Subsidence is a drop in the surface level of land. It sometimes occurs when groundwater is pumped from an aquifer. During this virtually irreversible process, cracks, fissures and sinkholes can appear in the ground.
The southern area of the Brazos River basin has experienced a great deal of subsidence. To combat this problem, regulatory bodies known as subsidence districts were created by the State of Texas to begin lowering the use of groundwater and moving to a larger use of surface water in order to reduce groundwater pumpage and thereby slow the subsidence of the terrain near the Gulf of Mexico.

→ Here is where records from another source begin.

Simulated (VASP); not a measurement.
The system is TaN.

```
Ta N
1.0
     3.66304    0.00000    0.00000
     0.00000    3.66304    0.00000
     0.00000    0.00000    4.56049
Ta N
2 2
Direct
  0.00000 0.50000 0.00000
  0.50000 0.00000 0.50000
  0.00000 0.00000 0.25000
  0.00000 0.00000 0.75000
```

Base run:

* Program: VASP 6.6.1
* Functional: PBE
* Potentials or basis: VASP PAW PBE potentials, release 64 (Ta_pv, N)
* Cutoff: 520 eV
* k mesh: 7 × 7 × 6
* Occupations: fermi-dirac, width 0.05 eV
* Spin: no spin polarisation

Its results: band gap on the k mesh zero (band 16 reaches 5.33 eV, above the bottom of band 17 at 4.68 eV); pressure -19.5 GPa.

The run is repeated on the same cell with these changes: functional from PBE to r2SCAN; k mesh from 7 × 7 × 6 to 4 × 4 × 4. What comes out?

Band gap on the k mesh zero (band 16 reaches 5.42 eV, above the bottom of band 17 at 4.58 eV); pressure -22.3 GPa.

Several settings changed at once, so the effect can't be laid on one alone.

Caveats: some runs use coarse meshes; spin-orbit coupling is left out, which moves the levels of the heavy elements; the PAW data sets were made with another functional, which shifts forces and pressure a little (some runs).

In addition, the legislature added language to the Texas Water Code explicitly recognizing groundwater conservation districts as the “preferred method of determining, controlling, and managing groundwater resources”(§36.0015). By statute, the purpose of groundwater districts is to “provide for the conservation, preservation, protection, recharging, and prevention of waste of groundwater, and of groundwater reservoirs or their subdivisions, and to control subsidence caused by withdrawals of water from those groundwater resources or their subdivision …” (Texas Water Code §36.0015).
The photo to the left illustrates subsidence in the area thought to have experienced the worst amount of subsidence in the United States. The signs posted on the telephone pole illustrate the altitude measurements for that location as it experienced subsidence.